A Report on Stakeholder Capitalism: Global Momentum in the Drive for Systemic Economic Change

September 18, 2020

Stakeholder Governance has Gained Wide Validation — It’s Time to Make the Shift From Shareholder Primacy

In 1970, American economist Milton Friedman published what is often referred to as the seminal and definitive essay where he declared the purpose of business and its role in society as limited exclusively to increasing earnings for directors, investors, and especially, for public companies, shareholders. This maxim is termed shareholder primacy. For the past 50 years, businesses have been bound to maximize profits, meaning business directors at these companies are not incentivized or allowed — at risk of legal action in some instances — to make decisions that take into account the environment, the financial well-being of employees, or the health of the communities they operate in unless that choice is the most profitable choice.
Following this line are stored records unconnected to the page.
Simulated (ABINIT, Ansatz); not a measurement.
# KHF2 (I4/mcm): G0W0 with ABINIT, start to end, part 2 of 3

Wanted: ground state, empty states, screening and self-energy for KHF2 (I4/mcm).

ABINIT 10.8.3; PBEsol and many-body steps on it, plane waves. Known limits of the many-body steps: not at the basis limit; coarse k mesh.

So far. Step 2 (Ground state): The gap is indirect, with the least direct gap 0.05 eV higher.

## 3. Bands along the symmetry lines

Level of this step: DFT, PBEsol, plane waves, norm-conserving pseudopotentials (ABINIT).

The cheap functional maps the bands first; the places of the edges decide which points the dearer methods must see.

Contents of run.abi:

A growing movement of people, including business leaders, distinguished academic researchers, policymakers, lawyers and more, recognizes this system cannot continue its never-ending need for growth and survive into the long term. These movement leaders also recognize that our growing global inequities are exacerbated by the current systemic commitment to shareholder primacy. A new economy is being built, one where businesses prioritize and consider their impact on all the stakeholders — including communities, workers, customers, and the environment.

As leaders move toward stakeholder capitalism, the community of Certified B Corporations has received attention as a model for its reliance on an independent assessment and adoption of a stakeholder governance framework for businesses that allows considerations beyond shareholders.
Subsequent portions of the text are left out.